ITP Thesis Week 2009
Monday, May 4 - Friday, May 8

A Million Magnets

Justin Donato




Due to a confluence of properties including, its location, its surface material and its frequency of use, the refrigerator door has become the place where families and roommates talk to each other. Mothers, fathers and friends curate them according to a loose schema: an important list, the drawing of a child, things with no other home, something you can't forget. And although they are embedded in a small area of our private lives, they are public by nature, broadcasting their message to anyone who passes by, and often revealing something about their owners. The refrigerator is a low-tech message center, but one whose functionality and interface is unmatched. Not only are magnets easy to use, but they essentially beg children to play with them, often dressed up as letters in their colorful alphabet. As a message center, the refrigerator is always 'on.' But being old-technology, the refrigerator door has only a small amount of memory. Luckily, things are constantly shuffled through, but when we take something from the refrigerator we are always faced with the existential question: to the file system, or to the trash.

A Million Magnets is an attempt to present a user with an infinite refrigerator door organized with the metaphors of space, scraps and magnets. Using a pass-through scanner and a touchscreen mounted to a refrigerator door, along with a web-based infrastructure, a user scans and files a scrap in a virtual space. Scraps are categorized, searched and presented in a variety of ways. A Million Magnets removes the limitations of space, first by allowing users to store virtually any number of scraps, but also allowing disparate users access to shared scraps through the touchscreen. In this context, the refrigerator door becomes a hole poked in space, allowing users to explore things others have posted.
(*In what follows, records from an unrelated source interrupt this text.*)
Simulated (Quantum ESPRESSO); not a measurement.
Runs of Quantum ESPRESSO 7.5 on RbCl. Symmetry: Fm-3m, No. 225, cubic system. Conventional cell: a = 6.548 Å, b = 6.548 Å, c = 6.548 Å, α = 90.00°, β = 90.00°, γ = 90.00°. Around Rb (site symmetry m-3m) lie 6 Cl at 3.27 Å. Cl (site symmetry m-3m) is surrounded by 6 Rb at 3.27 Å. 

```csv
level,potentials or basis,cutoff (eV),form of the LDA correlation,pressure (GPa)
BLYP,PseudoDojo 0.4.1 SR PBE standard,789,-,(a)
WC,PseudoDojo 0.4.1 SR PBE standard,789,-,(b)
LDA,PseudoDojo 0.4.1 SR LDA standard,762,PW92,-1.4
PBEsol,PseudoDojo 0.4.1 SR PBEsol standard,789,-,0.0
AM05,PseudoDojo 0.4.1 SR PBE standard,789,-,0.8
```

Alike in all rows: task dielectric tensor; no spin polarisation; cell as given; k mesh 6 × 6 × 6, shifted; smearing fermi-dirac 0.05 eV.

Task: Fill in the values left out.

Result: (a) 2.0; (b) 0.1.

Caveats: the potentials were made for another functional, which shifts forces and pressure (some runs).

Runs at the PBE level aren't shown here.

A refrigerator holds important reminders and funny drawings, so A Million Magnets attempts to be a practical solution, as well as a way of returning serendipity to a connected world, where everything is easy to find. I hope A Million Magnets causes people to think about the relationship between the physical world and the virtual world. I intend for people to find things they didn't know they were looking for.



Background
Donald Norman: http://www.jnd.org/dn.mss/turn_signals_ar.html

http://tomtaylor.co.uk/projects/microprinter/

http://schulzeandwebb.com/blog/2006/10/06/my-printer-my-social-letterbox/

Implementation
I plan to construct the Refrigerator Door using a pass-through scanner, a touchscreen and a web server.